Norfolk is perhaps not the first place that comes to mind when thinking of restoration shops. An accent with a fondness of a hard R? Absolutely. The Broads? But of course. James Blunt? Um, yes actually. Eye-wateringly beautiful classic car restoration, however? Not so much.
Though it should be, because Norfolk, or more specifically, Norwich is home to Norfolk Premier Coachworks, and let us tell you, the level of work on display here is nothing short of astounding. Before we get into the cars though, let’s look at how the company came to be.
The journey started in 2004 when Wayne Parker, a skilled body man and fabricator, decided it was time to take the plunge and go all in. Previous to this, Wayne had been working in the body shops of luxury brands, so was well-versed in high-end work. However, it was his projects outside of the full-time job, namely working on classic Porsches amongst others, that he found to be getting some serious traction. It was a brave move, but one that was clearly worth it.
Wayne started with just a small industrial unit – just about big enough to hold three cars – and from there things grew. Such was the reputation of Wayne and his small team, he soon needed to take over next door’s unit to make more space for a seemingly ever increasing number of customer cars. The team grew to four in this time and things were looking good for the business that seemed like such a gamble in ‘04.
Sadly though, Wayne was struck with a sudden health issue in ‘09 and what was a flourishing business looked to be something that Wayne would have to put behind him. Happily though, that wasn’t the case thanks to one customer in particular. That customer was Gary Steward, who is now a partner in the business.
Gary saw it as a terrible shame for Wayne to pack up on what he had built, so instead the two devised a plan to not only keep the business going, but to also expand it and thus leave Wayne to focus on what he loves doing – metalwork and fabrication.

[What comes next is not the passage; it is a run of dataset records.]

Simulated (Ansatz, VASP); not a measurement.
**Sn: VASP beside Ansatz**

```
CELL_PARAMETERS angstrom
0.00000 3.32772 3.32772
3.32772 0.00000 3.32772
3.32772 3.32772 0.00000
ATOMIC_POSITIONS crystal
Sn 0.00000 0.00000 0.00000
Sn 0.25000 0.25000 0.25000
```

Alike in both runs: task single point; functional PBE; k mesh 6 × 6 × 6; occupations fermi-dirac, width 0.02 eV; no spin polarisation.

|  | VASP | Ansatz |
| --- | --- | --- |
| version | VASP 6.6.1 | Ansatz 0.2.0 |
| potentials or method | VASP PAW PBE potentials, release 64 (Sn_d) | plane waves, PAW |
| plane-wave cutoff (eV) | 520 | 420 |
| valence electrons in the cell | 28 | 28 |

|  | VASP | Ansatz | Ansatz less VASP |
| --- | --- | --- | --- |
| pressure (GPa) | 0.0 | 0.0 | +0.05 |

The first key expansion was a paint shop, as the team were keen to ensure that their metalwork was finished with the highest quality paint finish. As such, the business now boasts a full bodyshop, low bake oven and Glassuit 55 line solvent refinishing system and De Beers water based facilities. It’s all very cutting edge, and when you see the finished cars, the quality is evident.
In 2010, the fabrication side of the business needed to grow, which brings us to the workshop the business is in today. The paintshop is still down the road in a separate unit, because as we know, these two disciplines don’t really mix. That said, there are talks of a unified facility in the future, but with solid provisions for allowing happy cohabitants.
So what of the cars? Well, in the early days the onus was indeed on Porsches but not through any deliberate act. They were simply the cars that came through the doors, then because of the quality of the work one owner would speak to another – it became self fulfilling. The company now enjoys an enviable reputation in Porsche circles, and that shows when you look at the cars the team can tag their name to. Cars like the 1973 R6 Martini Racing Porsche Carrera RS prototype, or how about the 356 that is thought to have once been owned by Ferdinand himself? You don’t get those kinds of gigs by being average.
As Wayne and Gary talk us through the business, they both point out that while Norfolk premier Coachworks is indeed a formidable force for fans of Ferdinand’s finest (try saying that ten times, fast), they don’t want to be pigeonholed. Gary is very keen to explain what other great work the company has done and is doing. One such car being a Bentley that has consumed some 8,000 hours during its initial restoration. During our visit, it was back in the workshop for some much-needed refinishing work after covering some miles back out on the road.
There’s the Lancia, which gives a deep insight into where the specialism lies. This bespoke, hand-built car was not only in need of restoration, it was also subject to some sub-par work previously. Most companies would look at such a machine and try to avoid it. Not here though, and not with Wayne. He relishes such a project. Rectifying the old work was one thing, but then building up the steel frame was another. But that’s not where it ends, as Wayne is also in the throes of remaking the aluminium body… by hand. There are no off-the-shelf parts for a machine like this. It’s skill, it’s time-served hands and it’s passion that gets projects like this done and done well. And this, Gary points out, is where the business shines. Certainly, looking at the XK Jaguar, the Mk2 Ford Escort and the myriad Porsches you can see that fabrication is what these guys strive to deliver to outstanding level.
Each car has its own dedicated workspace, the now eight-strong team has access to all manner of modern machinery as well as more traditional English Wheels and the like. Spanesi jigs are employed to ensure pinpoint accuracy when re-engineering the chassis and structure. It’s precision stuff throughout. Both Gary and Wayne explain that they want to be in a position to take on the jobs that others might pass up on. There is a lot of pride here based around the metalwork, and they want the company’s reputation to spread on that basis.
That said, don’t think this is just a place for metalwork. There is the paint shop as we mentioned, where Wayne’s son is lead painter in fact. Then there’s the third arm of the business, nestled around the back of a Norwich educational building. Here, Wayne’s brother has a mechanical garage, and while this is a separate business, most of the work comes from Norfolk Premier Coachworks, further demonstrating its determination to be a one-stop shop. Indeed, all works that can’t be done on site, the team will happily sub to trusted experts in their field. Trim, electrics, chrome, veneering and so on.
You might not think that Norfolk would be the place to go for an outstanding classic car restoration shop, but here we are. Norfolk Premier Coachworks calls it home, and if what we saw on our visit, and what we heard from Gary and Wayne is anything to go by, it will be there for a long time to come.